One of the great pleasures of art is the delights and discoveries you encounter along the way.
Grand Rapids Symphony’s performance of Rachmaninoff’s Rhapsody on a Theme of Paganini easily transported its listeners to another time and place. How could it not with the elegant and engaging Joyce Yang at the piano, sailing the ship, and the irrepressible guest conductor Perry So, navigating the voyage?
No doubt, the music that led Christopher Reeve to fall in love with Jane Seymour in the 1980 film, Somewhere in Time, artfully played by a Van Cliburn Competition medalist, was the draw to the performance by the Grand Rapids Symphony in DeVos Performance Hall on Friday, October 7.
The surprising discovery of the evening was Polish composer Witold Lutosławski’s appealing and challenging Concerto for Orchestra. The Grand Rapids Symphony's performance was nothing short of magnificent.
The second concert in the 2016-17 Richard and Helen DeVos Classical Series, which repeated on Saturday, October 8, was destined to be a big hit from the downbeat of Antonin’ Dvorak’s Carnival Overture, an earthy, energetic concert opener, that drew applause and actual cheers from the audience of 1,017.
Perry So, who guest conducted the Grand Rapids Symphony in March, returned full of vim and vigor for the evening. It takes only a few minutes to see that the Hong Kong-born conductor likes the orchestra, and the orchestra likes him. That mattered in the Concerto for Orchestra.
Bela Bartok’s Concerto for Orchestra, composed in 1943, is the best-known work in the form that essentially calls for every section and every instrument in the ensemble to give a virtuosic performance. It’s a mostly modern approach because only in modern times could orchestras pull it off.

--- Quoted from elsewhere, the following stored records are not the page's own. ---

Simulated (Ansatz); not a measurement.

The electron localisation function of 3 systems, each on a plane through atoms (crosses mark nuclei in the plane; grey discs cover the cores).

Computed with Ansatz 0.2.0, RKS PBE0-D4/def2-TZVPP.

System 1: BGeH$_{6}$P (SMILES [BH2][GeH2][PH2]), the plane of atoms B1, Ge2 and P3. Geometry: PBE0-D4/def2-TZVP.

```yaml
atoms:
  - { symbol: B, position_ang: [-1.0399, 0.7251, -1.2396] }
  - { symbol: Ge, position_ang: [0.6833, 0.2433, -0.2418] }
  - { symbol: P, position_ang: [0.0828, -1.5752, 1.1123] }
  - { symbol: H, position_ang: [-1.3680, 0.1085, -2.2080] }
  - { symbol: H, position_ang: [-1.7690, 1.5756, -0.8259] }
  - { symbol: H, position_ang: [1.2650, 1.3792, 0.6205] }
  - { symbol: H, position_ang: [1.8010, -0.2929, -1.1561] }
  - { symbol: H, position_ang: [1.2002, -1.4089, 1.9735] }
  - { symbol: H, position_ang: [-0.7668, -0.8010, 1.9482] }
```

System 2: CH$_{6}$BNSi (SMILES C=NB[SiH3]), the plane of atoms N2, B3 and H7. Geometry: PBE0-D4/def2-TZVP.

Lutosławski, like nearly all of his contemporaries in communist-dominated Eastern Europe, suffered much oppression from the state and rose above it. Somewhat subversively, the composer drew heavily upon Polish folk melodies and reached back to the Baroque for such compositional techniques and forms as the passacaglia, toccata and chorale to work his musical mischief.
Taken together, between melodies easily grasped and familiar forms, Lutosławski offers listeners an unobstructed view of the mettle of the ensemble performing it. The power of the Grand Rapids Symphony’s brass, the agility of its woodwinds, the precision of its percussion and the sonorities of orchestra strings were on full display, and it was a wonder to behold for an entire 30 minutes.
Conductor Perry So commanded the podium and led the Grand Rapids Symphony in a brilliant performance. An arching opening gave way to an airy, almost unworldly scherzo and then to an intense, brooding chorale with a dazzling finish. Through layers of complexity at times as sudden as an explosion or as gentle as the flutter of a butterfly’s wings or as exhilarating as a plunge over a cliff, conductor and orchestra gave a sensational account.
Pianist Joyce Yang, who first appeared with the Grand Rapids Symphony in 2015, returned with music that served as the soundtrack of her own personal love story. While performing “Rhapsody in the Theme of Paganini” with the Alabama Symphony Orchestra in 2013, she met the orchestra’s assistant principal bass player. Long story short, they were married in August.
In Grand Rapids, it was down to business for the Silver Medalist at the 2005 Van Cliburn International Piano Competition.
The Korean-American pianist is at once cerebral and passionate at the piano. Though intense or effervescent when called upon, the added force of expression doesn’t interfere with the clarity of her lines. The sheer variety of the first dozen and a half variations proved Yang’s ability to communicate effectively in any musical situation.
The young pianist and young conductor weren’t always in precise lockstep. But they corrected quickly.
Most everyone’s favorite passage is the achingly gorgeous 18th variation. Between Yang’s intimate introspection and the light, floaty accompaniment that So drew from the orchestra, it was ravishingly beautiful.
Six more variations of increasing complexity made for a wild ride in a fast machine that left the audience roaring its approval. Yang, clearly delighted, offered as an encore a gently, sweet performance of Alberto Ginastera’s “Dance of the Beautiful Maiden” from his set of Three Argentine Dances, written just three years after Rachmaninoff’s Rhapsody, but half a world apart.
Just before the Concerto for Orchestra, the second half opened with Bedrich Smetana’s Overture to The Bartered Bride. It’s a comic opera, but programming it before the Lutosławski was no laughing matter. It’s a heavy burden for the strings under any circumstances. You have to admire how they pulled it off and came back for more.